Struggling to remember the password for an email address or the answer to that odd security question to sign into a bank account online can often make us feel nostalgic for the days before our lives were filled with PC passwords and unique swipe patterns on smartphones. The password-free world is a nice fantasy, but we have to break it to you, our world has had passwords for centuries, if not longer. Wearing the right colors identified your tribe, signet rings identified that you were part of a specific state or region, and many religions have had their own shibboleths to identify believers. All of these efforts were designed to let the right people in and keep others out. However, it might be a reality of tomorrow thanks to things like private cloud federation solutions and federated single sign-on (SSO) tools.
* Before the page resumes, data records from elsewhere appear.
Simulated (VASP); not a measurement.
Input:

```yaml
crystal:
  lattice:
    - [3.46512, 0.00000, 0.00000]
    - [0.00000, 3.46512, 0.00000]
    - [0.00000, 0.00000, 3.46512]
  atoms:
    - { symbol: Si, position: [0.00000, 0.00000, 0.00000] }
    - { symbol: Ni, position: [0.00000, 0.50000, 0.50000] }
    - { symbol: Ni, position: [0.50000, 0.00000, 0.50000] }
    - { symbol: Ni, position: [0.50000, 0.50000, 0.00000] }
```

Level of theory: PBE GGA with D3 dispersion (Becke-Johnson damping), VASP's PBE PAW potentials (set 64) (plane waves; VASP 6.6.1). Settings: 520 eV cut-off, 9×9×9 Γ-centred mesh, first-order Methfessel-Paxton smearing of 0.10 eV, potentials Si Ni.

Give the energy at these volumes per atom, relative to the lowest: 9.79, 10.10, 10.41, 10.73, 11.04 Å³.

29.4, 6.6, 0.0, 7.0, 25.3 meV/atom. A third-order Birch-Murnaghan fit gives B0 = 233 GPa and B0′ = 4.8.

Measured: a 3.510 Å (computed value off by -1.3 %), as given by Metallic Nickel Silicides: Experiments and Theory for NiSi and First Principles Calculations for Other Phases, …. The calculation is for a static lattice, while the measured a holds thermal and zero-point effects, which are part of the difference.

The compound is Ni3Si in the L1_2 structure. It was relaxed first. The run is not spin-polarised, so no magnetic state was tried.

Enterprises Want to Leave Passwords Behind
The goal is to remove unsecure passwords, because data breaches cost U.S. companies trillions of dollars each year – look around, someone on your team has likely chosen “password” as their password. Right now, we’re still living in an authentication world that layers factors on top of a static password. But Identity and Access Management (IAM) platforms that provide access to tools including cloud SSO are the newest hope for enterprises large and small. By looking at the identification of the person on the other end of a device, and not their knowledge of the correct string of characters, IAM provides people with the right access to the right applications. Cloud SSO options include text messages, app push notification, biometrics and more. They’re designed to reduce friction and give you a better experience when accessing myriad tools. Moving to private cloud federation solutions and single sign-on methods allow these IAM efforts to work across a broad spectrum of deployments, all much safer than the standard username and password.
So, Are We Password Free?
There’s good news and bad news. Cloud SSO managed by enterprises and vendors is helping companies and services all over the world ditch the username and password combination after you first sign up for an account. Using multifactor authentication tools, there’s less of a need to memorize more strings of random characters that must include a capital letter, number and special character. The bad news is that you’ll never truly be password free. However, there’s good news in that too. Someday soon, your access will be protected by things that truly make you who you are, from iris scans and fingerprints to the sound of your voice, the way you think and the devices you love.